Solved – Reporting of Neural Network Accuracy for Academic Publications

academiaclassificationconv-neural-networkmachine learningneural networks

I'm an academic researcher, working with Convolutional Neural Networks, particularly for image classification. In academic publications, a typical metric for evaluating the performance of a recognition pipeline is the classification accuracy. What I am wondering, is exactly at what point during the training stage this number is taken.

For example, in my experiments, I train the network with back propagation, and reduce the learning rate over time. For this, I observe the testing accuracy, and reduce the rate by a certain amount whenever this accuracy is no longer increasing. However, what I notice is that once the system has converged, and I continue to train with minibatches, the overall testing accuracy still varies after each minibatch by around 1%, even though the average testing error over all minibatches is constant.

So, my questions are:

  1. When reporting the testing accuracy in an academic publication, is it acceptable to simply take the highest accuracy over all these minibatches? Or should something more representative be used, such as an average over all minibatches?

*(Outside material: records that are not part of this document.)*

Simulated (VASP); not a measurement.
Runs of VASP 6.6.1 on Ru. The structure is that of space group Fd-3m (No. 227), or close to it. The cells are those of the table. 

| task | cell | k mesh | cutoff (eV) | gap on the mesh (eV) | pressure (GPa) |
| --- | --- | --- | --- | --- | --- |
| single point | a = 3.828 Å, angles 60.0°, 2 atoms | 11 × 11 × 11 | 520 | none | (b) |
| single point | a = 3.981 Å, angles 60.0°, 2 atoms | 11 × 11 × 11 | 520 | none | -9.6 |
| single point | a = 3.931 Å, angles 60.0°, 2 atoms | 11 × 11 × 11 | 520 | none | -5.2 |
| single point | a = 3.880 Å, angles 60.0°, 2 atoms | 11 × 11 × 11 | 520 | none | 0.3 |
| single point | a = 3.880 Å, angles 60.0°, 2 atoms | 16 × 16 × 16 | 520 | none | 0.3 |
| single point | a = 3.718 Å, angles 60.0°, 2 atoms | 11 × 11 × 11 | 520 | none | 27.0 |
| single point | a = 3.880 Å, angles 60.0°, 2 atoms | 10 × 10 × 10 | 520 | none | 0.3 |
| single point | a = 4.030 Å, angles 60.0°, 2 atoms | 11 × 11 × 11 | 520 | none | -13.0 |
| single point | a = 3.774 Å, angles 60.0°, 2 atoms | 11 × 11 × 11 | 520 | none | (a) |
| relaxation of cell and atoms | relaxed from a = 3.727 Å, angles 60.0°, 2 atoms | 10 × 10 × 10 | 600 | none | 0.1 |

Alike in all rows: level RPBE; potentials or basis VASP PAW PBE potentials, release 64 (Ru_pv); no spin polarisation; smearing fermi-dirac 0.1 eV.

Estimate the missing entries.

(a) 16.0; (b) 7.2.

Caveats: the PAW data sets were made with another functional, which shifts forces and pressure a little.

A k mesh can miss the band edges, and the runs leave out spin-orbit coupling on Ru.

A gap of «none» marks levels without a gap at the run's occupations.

  2. Sometimes, the testing accuracy actually begins to fall as further training is carried out, due to overfitting. Is it acceptable to stop the training at this point, and report this peak testing accuracy, even though the testing dataset is distinct from the training dataset (i.e. the validation set is not a subset of the training dataset)?

Best Answer

Before I answer your question let me say, in general it is considered good practice to have a Validation set that is completely distinct from your Test set. You may or may not be aware of this fact, but you seem to gloss over it in your question, so I wanted to make that explicitly clear.

The answer to your question would be an average across all mini-batches of your Test set, as the Test set is supposed to represent an unbiased representation of how that NN may perform in the wild. Another way of stating this would be that the test set (since you haven't tuned your hyper-parameters to do well on that set) should represent how well your network generalizes, which is the goal for any network.

It would likely be considered deceptive academic practice to cherry-pick the best mini-batch for publishing results, and generally any published results should be able to be reproduced by other researchers. If you artificially conflate your accuracy by choosing the best mini-batch, that would make replication of your results difficult for other researchers and would likely lead other researchers to question the validity of your claims.

Examples of this can be seen in other areas of Science: many researchers have swiftly ruined their careers by publishing results that are not able to be reproduced by other researchers.

While I can't explicitly tell you whether or not this is typical of academic publications in this field of study, it is definitely unethical, probably immoral, and, as you have already stated yourself, not good practice.

It is likely that as this field grows in maturity, more attention will be paid to replication of results, and in doing so, will make the ability to replicate results vital to not only the integrity of the researcher, but also whether or not the research is generally accepted.

Please note that reproducability is a standard in all Scientific endeavors, and Computer Scientists are not the only ones facing this issue. For instance, I just ran across this BBC article about reproducability. This article (tangentially) addresses some of the points you have brought up with this question. This article also addresses the issue of, and need for, reproducability in general.